Consciousness, Philosophy

Consciousness and/or Humanity?

Cristan

On of the things I do to pass the time is to think. One of my favorite subjects to ponder is the nature of consciousness because so many tantalizing questions are linked to the simple concept of consciousness. What is consciousness? Is there a self if there is no consciousness? Are you human if you are without consciousness and conversely, if something inanimate (like a robot) has this thing we call consciousness, does it have an existence that is more than that of, say… a rock?

I like movies like the Millennium Man, The Matrix and Ghost in the Shell because they toy with these questions. Blade Runner was, I think, one of the first movies to explicitly try to raise these ethical and religious questions.

For instance, here is a real video of a real cyborg. This robot is controlled only by a rat brain and each new rat brain they put into this robot causes the robot to act differently:


Is this a being? Does it have a “soul”? Is it alive? Personally, I don’t think the ideas behind Ghost in the Shell or The Matrix are too far off. I think that the next stage of human evolution will be shaped by the technology of cybernetics, prosthetics and body modification.

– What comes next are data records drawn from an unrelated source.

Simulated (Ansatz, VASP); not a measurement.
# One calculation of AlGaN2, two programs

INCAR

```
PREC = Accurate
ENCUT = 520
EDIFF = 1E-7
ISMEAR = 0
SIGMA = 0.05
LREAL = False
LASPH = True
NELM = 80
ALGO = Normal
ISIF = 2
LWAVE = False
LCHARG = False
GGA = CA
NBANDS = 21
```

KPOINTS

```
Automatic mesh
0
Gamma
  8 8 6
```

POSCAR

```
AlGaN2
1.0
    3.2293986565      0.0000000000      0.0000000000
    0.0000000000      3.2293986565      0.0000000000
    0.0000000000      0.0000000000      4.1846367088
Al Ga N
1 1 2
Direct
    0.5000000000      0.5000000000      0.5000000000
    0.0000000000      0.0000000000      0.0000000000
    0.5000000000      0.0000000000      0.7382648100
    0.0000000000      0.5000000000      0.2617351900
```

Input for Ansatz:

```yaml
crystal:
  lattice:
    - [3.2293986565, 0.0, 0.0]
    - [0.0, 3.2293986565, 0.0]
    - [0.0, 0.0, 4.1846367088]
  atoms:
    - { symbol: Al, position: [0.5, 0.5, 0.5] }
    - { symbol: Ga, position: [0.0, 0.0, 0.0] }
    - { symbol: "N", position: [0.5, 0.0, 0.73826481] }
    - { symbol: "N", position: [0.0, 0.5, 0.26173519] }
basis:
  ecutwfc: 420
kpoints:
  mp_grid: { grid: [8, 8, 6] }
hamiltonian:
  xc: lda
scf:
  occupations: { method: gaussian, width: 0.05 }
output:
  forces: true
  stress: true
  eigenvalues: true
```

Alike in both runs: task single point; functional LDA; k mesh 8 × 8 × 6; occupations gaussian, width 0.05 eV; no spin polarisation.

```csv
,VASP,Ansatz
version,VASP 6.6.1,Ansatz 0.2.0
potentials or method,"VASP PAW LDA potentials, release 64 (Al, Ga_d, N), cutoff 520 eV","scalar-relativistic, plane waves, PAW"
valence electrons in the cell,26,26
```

Here is a professor who has personally experimented with enhancing his physical experience (such as linking his neural system to that of his wife’s):



The ethical questions raised in the Ghost in the Shell movies and series are questions about control and notions of free will. While I’m not convinced that any of us really have “free will” at all, I am interested in the ethics of control. It is ethical to convince someone to do what you want them to do, but it is unethical to “program” them to do things because we feel that “free will” has been destroyed. To get people out of a cult, say that they are “deprogrammed”.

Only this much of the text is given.